Masters of the Dark Arts

“Clamour of Crows”
Ray Merritt
Permanent Press, $29.95
There may be a murder at the heart of Ray Merritt’s first novel, “Clamour of Crows” — it’s hard to get published without one these days — but what’s really of interest is the author’s exploration of the culture of a Wall Street law firm, the fading clubbiness, the ascendant multiethnic meritocracy, and always the cutthroat competition and ingrained sexism.
We’re talking Big Law here, “the twenty-first-century term,” Jonathan (Tuck) Tucker tells us in his first-person narration, “for white shoe Wall Street large-firm practice. That was a more appropriate handle.” But gone is not only the prep and Ivy school WASP homogeneity, the major firms aren’t even on Wall Street anymore, having moved uptown.
The reader might be generally aware of that line of work’s tough cost-benefit realities, its tendency to chew up and spit out 9 out of 10 of the best and brightest hires within a decade or so, despite entry-level salaries nearing 200 grand, as Tuck points out, but nonetheless his world-weary running commentary is often fascinating — the way those firms were spoiled by hard-charging baby boomers, for instance, while the millennials and “the whatevers” bring an expectation of inclusion into a resolutely hierarchical workplace, along with the baggage of “their personal passions,” thus complicating the institutional expectation that they become “pantry maids and foot soldiers” in the name of the firm.

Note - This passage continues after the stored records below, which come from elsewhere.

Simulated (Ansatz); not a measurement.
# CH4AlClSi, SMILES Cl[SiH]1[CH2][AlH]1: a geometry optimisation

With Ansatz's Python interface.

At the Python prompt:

It’s enough to make a nickel-and-dimer’s heart swell.
Tuck, our guide through a thicket of depositions and greedy third parties and a rich man’s contested will, wielding a verbal machete against tangles of corporate divisions and the attendant drones, hangers-on, and henchmen, all the while negotiating the convoluted family flow chart of a staunch advocate of polyamory, is a self-described “dysfunctional widower and career griever,” his wife and two children having died in a car wreck on the Long Island Expressway.
But at least he’s sympathetic and clear-eyed. Having been temporarily lured back into a life with the big firm, he dutifully assembles an investigative team — at the forefront a couple of young associates, Drew, a Bohemian-chic kinda gal with a ready laugh, and Dixie, a gay former football standout at Yale who hails from the Redneck Riviera. Their bull sessions recall scenes from “The Paper Chase,” what with their reports (“What have you learned?”), occasionally Socratic questioning, interviews with the ensnared or the conniving, and always Tuck leading them back to the central point, or points, the mystery of the great man’s death and the myriad suspects. This he often does with a reader-friendly and, given the sheer number of characters, quite necessary “Let’s go over what we know” summation.
The deceased is Ben Baum, an electronics retail magnate whose company unwisely ventured into the dark territory of quasi-military security operations, a la the infamous Blackwater. He’s a fellow who would surreptitiously have his autistic son sterilized to prevent unfit progeny, but before you think too ill of him, he’s also something of an imaginative fabulist devoted to the works of J.R.R. Tolkien. His precatory letter, ostensibly a statement of his wishes written with one foot in the grave, is more of an upturned middle finger of a word puzzle partially composed in the runes of the language Tolkien invented for Bilbo Baggins.
Baum, children’s literature — that’s right, he’s descended from L. Frank Baum, the author of the Oz series, and so the question becomes just who is that man behind the curtain.
Let’s pull back our own curtain a bit, shall we? A difficulty in reviewing a plot-driven book like this is that if you’re not a fan of summarization, if in fact you avoid it as much as you do revealing spoilers, then where are you?
Perhaps back with likable Tuck. Here’s a glimpse: “I have a set formula for selecting my attire. Shirt from the top of the pile, shorts with the most elastic, trousers with remnants of a crease, shoes with a semblance of polish. Then I top that off with the sweater with the least lint balls and the jacket with the fewest dog hairs. Finally, double-checking that the socks are a close match, I am ready to roll.”
Humility will get you everywhere.
Ray Merritt’s previous books include “Full of Grace: A Journey Through the History of Childhood.” A former corporate lawyer, he lives on North Haven.